Ocean Blvd isn’t without fault, though, and its most common (and valid criticism) is its length. At 77 minutes, it’s her longest record yet, and with several songs hovering around 5-6 minutes, it’s not necessarily an easy listen. Two interludes bookend “A&W”, the first of which is a recording from a preaching sermon by Judah Smith, who is so passionate about the danger of lust in today’s society you’d think he was a student of Jenny Fields from The World According to Garp. Further down in the tracklist, too, there are some pretty obvious cuts: “Fishtail” has clever observations about the romanticization of depression and other mental illnesses, but its odd autotune doesn’t help its message. The closing track, “Taco Truck x VB”, features the long-awaited heavier version of fan-favorite song “Venice Bitch”, but its rendition isn’t drastically different, and leaves the feeling that a stronger closer would have been “Let The Light In” or “Margaret.”

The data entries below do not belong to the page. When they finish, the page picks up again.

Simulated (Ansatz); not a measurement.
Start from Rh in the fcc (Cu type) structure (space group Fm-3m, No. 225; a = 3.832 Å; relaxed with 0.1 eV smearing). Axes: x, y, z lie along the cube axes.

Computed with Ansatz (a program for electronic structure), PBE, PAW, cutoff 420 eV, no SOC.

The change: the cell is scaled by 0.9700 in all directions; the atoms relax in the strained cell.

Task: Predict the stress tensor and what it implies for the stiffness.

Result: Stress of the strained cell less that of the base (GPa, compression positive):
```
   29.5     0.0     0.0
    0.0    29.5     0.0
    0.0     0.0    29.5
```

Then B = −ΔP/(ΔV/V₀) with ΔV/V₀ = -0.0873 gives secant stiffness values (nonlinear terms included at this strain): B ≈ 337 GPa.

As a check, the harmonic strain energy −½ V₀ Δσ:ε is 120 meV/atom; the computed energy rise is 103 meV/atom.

Did you know that there’s a tunnel under Ocean Blvd is a magnum opus of sorts — not immediately gratifying as Norman Fucking Rockwell! but packed with the observation and reflection that makes it one of her deepest and most personal albums to date. Mixed with interesting production amongst beautiful folk cuts, Lana dissects her history with a blade so sharp and a mind so keen it makes sense she emerges a little broken. “Doin’ the hard stuff, I’m doin’ my time,” she admits on the opener, surrounded by a choir, ready to dig into everything that made her the woman she is today — the beautiful and the illicit. But, as they say, that’s how the light shines in.